Legal eDiscovery Quick Start Guide

Purpose: Rapid reference for professional legal document review and multi-document analysis Time to read: 5 minutes Full document: 03-legal-ediscovery.md

60-Second Overview

EDRM Framework: 9-stage non-linear model (Information Governance → Presentation)
TAR 2.0/CAL: Continuous Active Learning reduces review by 40-60% (court-approved since 2015)
SHA-256 Hash: Digital fingerprint proves file authenticity (collection → production)
FRE 502(b): Safe harbor for inadvertent privilege disclosure (if reasonable precautions + prompt action)
Court-Mandated AI: Hyles v. NYC (2016) - judge ordered TAR over linear review for efficiency

Key Framework: EDRM 9-Stage Model

┌─────────────────────────────────────────────────────────────┐
│  VOLUME          ↓ REDUCE ↓        FOCUS ↓       PRESENT   │
├─────────────────────────────────────────────────────────────┤
│ Information Governance  →  Identification  →  Preservation  │
│         ↓                                           ↓        │
│    Collection  →  Processing  →  Review  →  Analysis        │
│         ↓                           ↓          ↓             │
│               Production  ←  ←  ←  ←  ←  Presentation       │
└─────────────────────────────────────────────────────────────┘

Non-linear: Move back and forth between stages as new information emerges Cost concentration: Review = 50-70% of total eDiscovery spend

Essential Tools

Tool	Purpose	TAR Support	Pricing Model
Relativity	Large complex litigation	TAR 1.0 & 2.0	Per-GB + per-user
Everlaw	Collaborative teams	CAL (built-in)	Per-GB (unlimited users)
DISCO	Corporate legal	TAR 2.0 (AI Review)	Fixed monthly fee
Logikcull	Small firms (<50K docs)	None (linear)	Per-GB
Nuix	Processing & forensics	Analytics	Enterprise

Market leader: Relativity (220,000+ users globally) Rising star: Everlaw (cloud-native, generative AI integration)
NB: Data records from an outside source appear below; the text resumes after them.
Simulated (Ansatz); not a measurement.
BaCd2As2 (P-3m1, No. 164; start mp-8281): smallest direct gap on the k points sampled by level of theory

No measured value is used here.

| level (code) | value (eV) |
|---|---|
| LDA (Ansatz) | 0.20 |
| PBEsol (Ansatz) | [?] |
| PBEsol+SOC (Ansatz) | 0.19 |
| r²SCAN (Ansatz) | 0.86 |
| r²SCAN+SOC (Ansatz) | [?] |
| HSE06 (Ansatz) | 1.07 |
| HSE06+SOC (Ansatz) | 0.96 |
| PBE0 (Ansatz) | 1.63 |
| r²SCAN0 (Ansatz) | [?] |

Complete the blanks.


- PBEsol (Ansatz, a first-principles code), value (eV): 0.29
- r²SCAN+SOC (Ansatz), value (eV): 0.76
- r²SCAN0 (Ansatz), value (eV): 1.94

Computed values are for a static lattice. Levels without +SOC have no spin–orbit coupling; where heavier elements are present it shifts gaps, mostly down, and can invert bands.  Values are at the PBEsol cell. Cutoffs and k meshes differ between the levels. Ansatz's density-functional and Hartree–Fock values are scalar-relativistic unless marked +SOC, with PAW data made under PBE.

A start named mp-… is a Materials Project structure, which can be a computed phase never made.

TAR 2.0 / Continuous Active Learning Workflow

Advantage over TAR 1.0: No seed set required, continuous adaptation, 40-60% review reduction

Phase 1: Start Review (No Seed Set)

Begin with highest-ranked documents (keyword hits or random)
No upfront training required
Algorithm learns from first coded document

Phase 2: Continuous Feedback Loop

Reviewer codes document → AI immediately re-ranks population
Next highest-ranked document served to reviewer
Real-time model updates (every doc or every 10-50 docs)
Prioritizes most relevant documents first

Phase 3: Stabilization

Algorithm identifies "stable" documents (unlikely to change ranking)
Focus shifts to "unstable" borderline documents
Efficiency gain: avoid reviewing clearly non-responsive

Phase 4: Stopping Criteria

Continue until no responsive documents found for sustained period
Example threshold: 500 consecutive non-responsive docs
Or: 95% precision on last 1,000 reviewed

Phase 5: Validation (Post-Hoc)

Random sample of unreviewed docs tested
Target: <5% recall loss (95%+ relevant docs found)
Statistical elusion testing confirms minimal missed material

Court approval: Rio Tinto v. Vale (2015) - "more efficient and defensible" than TAR 1.0

Timeline Construction (8-Step Process)

Critical for: Temporal contradiction detection, witness credibility, causation proof

Step 1: Start Early

Begin timeline at case inception (not trial prep)
Early timelines drive discovery strategy

Step 2: Create Central Repository

Required fields:

Date/Time (precise to hour if possible)
Event Description (objective facts only)
Source Document(s) (Bates numbers, citations)
Parties Involved (entities, witnesses)
Issue Tags (case themes)
Significance (high/medium/low)

Step 3: Identify Parties and Issues

Party tags: Plaintiff, defendant, witness, decision-maker
Issue tags: Contract breach, knowledge, notice, damages
Enable filtering (show only events involving Party X + Issue Y)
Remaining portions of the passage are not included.